GLOBAL - The correlation between hedge funds and share markets has returned to highs not seen since before the financial crisis, causing potential concern for investors seeking diversification.
The one year rolling correlation of hedge funds to the S&P 500, Dow Jones Stoxx 50 and MSCI World is higher now than at any time since mid-2007. For each index, the correlation is above 85%.
Hedge funds, as represented by the Dow Jones Credit Suisse Hedge Fund index, have not been as highly correlated to the DJ Stoxx 50 and MSCI World indices for four years and 16 years for the S&P.
Only Japan's Topix has bucked the high correlation trend recently, with long/short portfolio correlation to the benchmark hitting a six-year low of 4.5% in February, although it has slowly climbed since.
Sameer Saifan, head of quantitative research and risk analysis at fund of funds Stenham, says the high correlation to the S&P occurred as the US dollar became the major funding currency for carry trades.
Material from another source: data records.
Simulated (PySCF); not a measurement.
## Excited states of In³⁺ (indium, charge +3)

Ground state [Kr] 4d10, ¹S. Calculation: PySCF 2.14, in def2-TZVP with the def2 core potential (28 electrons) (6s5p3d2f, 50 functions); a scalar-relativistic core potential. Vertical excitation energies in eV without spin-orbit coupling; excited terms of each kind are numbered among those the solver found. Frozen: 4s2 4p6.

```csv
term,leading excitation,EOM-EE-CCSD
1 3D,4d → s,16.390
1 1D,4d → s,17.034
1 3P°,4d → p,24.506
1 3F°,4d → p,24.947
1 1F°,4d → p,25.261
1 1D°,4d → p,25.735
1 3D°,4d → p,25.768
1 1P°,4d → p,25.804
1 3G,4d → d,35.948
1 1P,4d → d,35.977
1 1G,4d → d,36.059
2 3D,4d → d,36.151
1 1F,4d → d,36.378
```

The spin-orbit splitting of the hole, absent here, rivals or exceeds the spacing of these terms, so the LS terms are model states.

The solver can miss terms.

"The common trade is to go short the US dollar, and invest in any global risky
asset, hence risky assets have moved in synchronisation with each other across the globe," he said.
The correlation could be a cause for concern among investors who use hedge funds as a cushion against market falls, but managers said it should not cause undue alarm.
Tim Gascoigne, head of portfolio management at HSBC Alternative Investments, which manages about US $4.5bn, said: "When markets move upwards for some time hopefully hedge funds will correlate. It is when they become more mixed you would hope correlation will drop.
"For trend-following funds, if you have nine to 10 months of upwards trends in markets it is natural a trend-following system will follow that.
"Also, some strategies are naturally long-biased, like distressed assets [strategies], so there are a number of reasons why there is this correlation. If you see two to three months of the markets we saw in May, hopefully the correlation will come down."